The rabbit all’ischitana

the taste that tells the story of the island’s richness

Rabbit all’ischitana is a ritual as well as a food: the ritual of island families eating rabbit every Sunday for lunch, a tradition handed down from generation to generation. It is an experience to be lived and experienced, to be enjoyed bite by bite, to be savored in all its flavorful varieties. The origin of this dish is ancient and rooted in the territorial peculiarities of the island of Ischia.

History

In the past, distribution at the rabbit table was matriarchal: the mother or grandmother, the most important woman in the family, distributed the pieces. The way it was cut also had a logic: the smaller front thighs to the children, the back thighs to the patriarch, the most important man in the family, the middle parts to the field workers, and the remaining parts to the women.

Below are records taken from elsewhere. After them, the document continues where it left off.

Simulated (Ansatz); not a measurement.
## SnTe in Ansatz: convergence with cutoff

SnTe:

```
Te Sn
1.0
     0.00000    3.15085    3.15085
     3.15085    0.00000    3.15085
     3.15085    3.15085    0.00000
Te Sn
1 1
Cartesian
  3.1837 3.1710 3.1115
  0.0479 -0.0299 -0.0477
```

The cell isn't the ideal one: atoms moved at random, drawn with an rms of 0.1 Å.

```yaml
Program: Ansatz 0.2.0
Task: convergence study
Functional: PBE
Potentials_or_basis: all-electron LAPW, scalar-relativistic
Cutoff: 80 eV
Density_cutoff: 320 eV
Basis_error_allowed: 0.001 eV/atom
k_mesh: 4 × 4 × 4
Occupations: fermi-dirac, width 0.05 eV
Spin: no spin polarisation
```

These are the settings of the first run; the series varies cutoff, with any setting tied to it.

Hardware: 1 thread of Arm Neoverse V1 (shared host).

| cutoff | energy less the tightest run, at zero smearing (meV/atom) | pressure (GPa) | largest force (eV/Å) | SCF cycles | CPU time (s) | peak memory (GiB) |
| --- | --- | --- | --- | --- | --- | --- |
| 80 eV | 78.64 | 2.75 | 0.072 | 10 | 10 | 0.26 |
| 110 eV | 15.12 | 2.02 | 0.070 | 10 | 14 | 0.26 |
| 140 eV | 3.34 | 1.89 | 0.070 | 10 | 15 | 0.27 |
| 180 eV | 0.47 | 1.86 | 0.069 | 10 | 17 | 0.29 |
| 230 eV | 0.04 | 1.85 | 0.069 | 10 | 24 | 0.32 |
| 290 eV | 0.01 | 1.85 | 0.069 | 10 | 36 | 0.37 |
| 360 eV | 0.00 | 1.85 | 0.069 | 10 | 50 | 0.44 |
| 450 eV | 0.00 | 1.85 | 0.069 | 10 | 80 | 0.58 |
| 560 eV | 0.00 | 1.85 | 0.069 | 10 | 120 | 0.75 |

The rabbit used to be raised in pits, a slow food presidium, an ancient technique that is now being revived. Even today, in fact, it is still widespread among island families to raise rabbits in different ways.

The presence of rabbits on the island-according to journalist Ciro Cenatiempo-is due to the Spanish, who in their travels along the Mediterranean populated all the islands with rabbits.

 

Rabbit all’Ischitana Recipes

Rabbit is a dish closely linked to territory in Ischia, which helps tell the story of its extraordinary richness. There are several recipes for the preparation of “Coniglio all’ischitana.” Each version is dictated not by the parochialism of families, but by the orographic conformation and complexity of the island’s climate. Depending on the slope where it is prepared, the recipe changes, in a curious discovery of the peculiarities of the biodiversity of that specific area of the island. There is indeed a ‘climatic and cultural influence on rabbit recipes. Mount Epomeo divides the island in two, causing, for example, a difference of 400 mm of rainfall between the municipality of Ischia and the municipality of Forio. This in the past influenced the method of preserving the ingredients of rabbit preparation. In the wetter Campagnano di Ischia area, tomato preserves and sauces were made, which is why the area’s recipe calls for rabbit seasoned with tomato paste. What was different, however, was what happened on the Forio- Serrara side, where piennolo tomatoes were and still are used, which were able to keep all winter long. The recipe in this case proposes the increased use of spices, a Saracen-influenced feature that affects so many aspects of daily life on the west side of the island.